What is Software Engineering?

Software Engineering: The application of a systematic, quantifiable, and disciplined approach to the development, operation, and maintenance of software.

• Quantifiable: Measurable.
• Disciplined: Guidelines & conventions.

Software Development Cycles

Software Development Life Cycle:

1. Requirements Engineering
2. Design
3. Implementation (Writing Code)
4. Verification (Testing)
5. Maintenance.

Waterfall

Waterfall Model:

• You go through each step of the SDLC linearly and strictly, you can’t go back.
• Used for strict, mission-critical applications
• Too inflexible for most real-world software development

Incremental

Incremental Model:

• You can go back phases when necessary.
  • No real cycle.
• You aim to create a small working version of the project as early as possible.
  • Each iteration is functional

Evolutional

Evolutionary Models

• You go through the full SDLC over-and-over.
• You can’t go back, but you can tweak things on the next cycle.

Formal Methods

Formal Methods

• Using mathematical techniques to derive mathematical guarantees of correctness or at least high-levels of assurance, usually with automated tools.
• Apple mostly in design and verification stages.
• Some problems are unsolvable, like verifying if an algorithm halts.

AGILE

AGILE

AGILE: An evolutionary software development process

• Cross-collaboration between teams very important.
  1. The teams are independent,
  2. But everyone knows how to do everything (cross-functional)
• Adaptable and flexible.
• Early and continuous delivery.
• Regular evaluation and tuning of process.
• Simplicity

Optimal Conditions for Application of AGILE:

• Criticality is low—medium.
• Team of experienced independent individuals.
• Requirements change often.
• Small number of developments.

Extreme Programming (XP)

Extreme Programming:

• Frequent delivery in short cycles
• Checkpoints at which requirements are evaluated.
• Pair programming
  • One driver, one passenger.
• Unit testing

SCRUM

SCRUM:

• Roles:
  1. Product Owner
  2. SCRUM Master
  3. Development Team
• Frequent reviews
• Planning:
  • Timeboxed management
  • Sprint planning meeting at the beginning
  • Daily SCRUM meetings

Requirements Engineering

Requirements Engineering: The part of the process where requirements are defined.
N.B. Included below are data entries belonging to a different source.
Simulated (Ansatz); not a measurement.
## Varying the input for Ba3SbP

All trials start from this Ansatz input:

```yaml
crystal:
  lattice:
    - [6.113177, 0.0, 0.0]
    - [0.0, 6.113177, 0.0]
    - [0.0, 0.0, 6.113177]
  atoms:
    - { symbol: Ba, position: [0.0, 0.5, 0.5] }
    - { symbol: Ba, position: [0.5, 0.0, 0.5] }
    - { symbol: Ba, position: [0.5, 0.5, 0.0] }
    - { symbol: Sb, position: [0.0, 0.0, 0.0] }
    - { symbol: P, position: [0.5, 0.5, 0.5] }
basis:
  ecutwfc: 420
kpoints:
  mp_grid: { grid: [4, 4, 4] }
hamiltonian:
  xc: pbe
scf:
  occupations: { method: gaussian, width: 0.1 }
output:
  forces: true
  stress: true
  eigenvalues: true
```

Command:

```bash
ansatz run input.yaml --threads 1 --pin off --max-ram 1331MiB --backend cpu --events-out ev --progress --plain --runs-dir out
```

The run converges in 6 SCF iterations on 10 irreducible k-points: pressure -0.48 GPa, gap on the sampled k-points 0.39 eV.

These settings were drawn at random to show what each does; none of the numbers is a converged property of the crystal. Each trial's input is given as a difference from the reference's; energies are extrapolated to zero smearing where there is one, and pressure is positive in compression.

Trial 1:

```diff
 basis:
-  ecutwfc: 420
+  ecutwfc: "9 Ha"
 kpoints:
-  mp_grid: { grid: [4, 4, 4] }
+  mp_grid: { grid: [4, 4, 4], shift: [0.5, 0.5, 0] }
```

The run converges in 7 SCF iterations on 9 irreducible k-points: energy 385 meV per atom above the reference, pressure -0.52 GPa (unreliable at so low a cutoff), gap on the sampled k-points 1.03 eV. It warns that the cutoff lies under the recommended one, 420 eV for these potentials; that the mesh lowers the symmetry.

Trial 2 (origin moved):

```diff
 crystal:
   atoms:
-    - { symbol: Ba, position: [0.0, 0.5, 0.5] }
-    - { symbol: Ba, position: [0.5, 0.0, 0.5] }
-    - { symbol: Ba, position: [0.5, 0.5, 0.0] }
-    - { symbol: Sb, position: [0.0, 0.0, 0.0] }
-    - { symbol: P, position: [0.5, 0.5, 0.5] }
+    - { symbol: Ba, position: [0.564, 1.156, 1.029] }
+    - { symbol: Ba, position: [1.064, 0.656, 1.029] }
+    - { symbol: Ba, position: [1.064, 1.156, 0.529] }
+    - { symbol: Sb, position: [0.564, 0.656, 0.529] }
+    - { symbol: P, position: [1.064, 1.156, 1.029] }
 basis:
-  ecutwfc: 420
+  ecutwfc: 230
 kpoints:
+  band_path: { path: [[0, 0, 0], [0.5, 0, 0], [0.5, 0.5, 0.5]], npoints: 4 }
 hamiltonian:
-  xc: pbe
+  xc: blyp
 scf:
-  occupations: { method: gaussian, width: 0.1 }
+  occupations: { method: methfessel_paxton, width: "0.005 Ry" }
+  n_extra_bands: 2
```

1. Requirements Elicitation:
   • Elicitation: Client tells you what they want
   • Analysis: Negotiate, find use-case scenarios
   • Modeling
2. Requirements Specification:
   • SRS
     • Split into function and non-funcional
3. Requirements Validation: Stakeholders approve the plan.
4. Requirements Maintenance

Data Modeling

System Design

Structural Partitioning

Design is partitioned along data and functional boundaries.

• e.g., all these functions all work with the user profile, so we put it in the user manager, etc.

Modularity

Components should be separate and have well-defined boundaries

Low-Coupling

Different modules have minimal amount of dependencies

High Cohesion

The stuff inside the modules should be interacting with each other as much as possible.

SOLID Principles

SOLID: A set of software design principles that are about building scalable and maintainable software.

1. Single Responsibility Principle:
   • Every component/function/module should be responsible for only one thing.
2. Open for Extension, Closed for Modification:
   • You should be able to add features in the future by adding code rather than modifying existing code.
3. Liskov Substitution Principle:
   • If you have a class A and a subtype B, you should be able to replace any instance of class A with class B and the system should behave exactly as behavior.
     • This is about behavior, not syntax.
     • e.g., if A has a function called product, don’t override and change the behavior in B.
   • aka: behavioral subtyping. Languages can only do syntactical subtyping.
4. Interface Segregation Principle:
   • Favor specific interfaces over general ones.
     • e.g., breaking services into particular APIs
5. Dependency Inversion Principle:
   • Depend on abstractions rather than concretions
     • If you depend on concrete stuff, you’ll probably break the O in SOLID.

// 1: Depending on concretions
private List list;
public ListUser(List l) {
    list = new ArrayList();
}

// 2: Delay the instantiation of the list
// - This inverts the dependency back onto the client code.
// - This is used a lot in user interfaces because of how extensible it is.
private List list;
public ListUser(List l) {
    this.list = l;
}

Design Patterns

Design Patterns: A set of patterns that should be applied to a list of problems that often arise in software engineering. There are 4 categories.

Creation Patterns

1. Creation Patterns
   • “goto is considered harmful” -> “new is considered harmful”
   • new creates an immediate dependency on a concrete type
     • You need to know when and how to use new

Factory Method

Factory Method:

• Not scalable

Abstract Factory

Abstract Factory: Delegate objection creation completely into another class.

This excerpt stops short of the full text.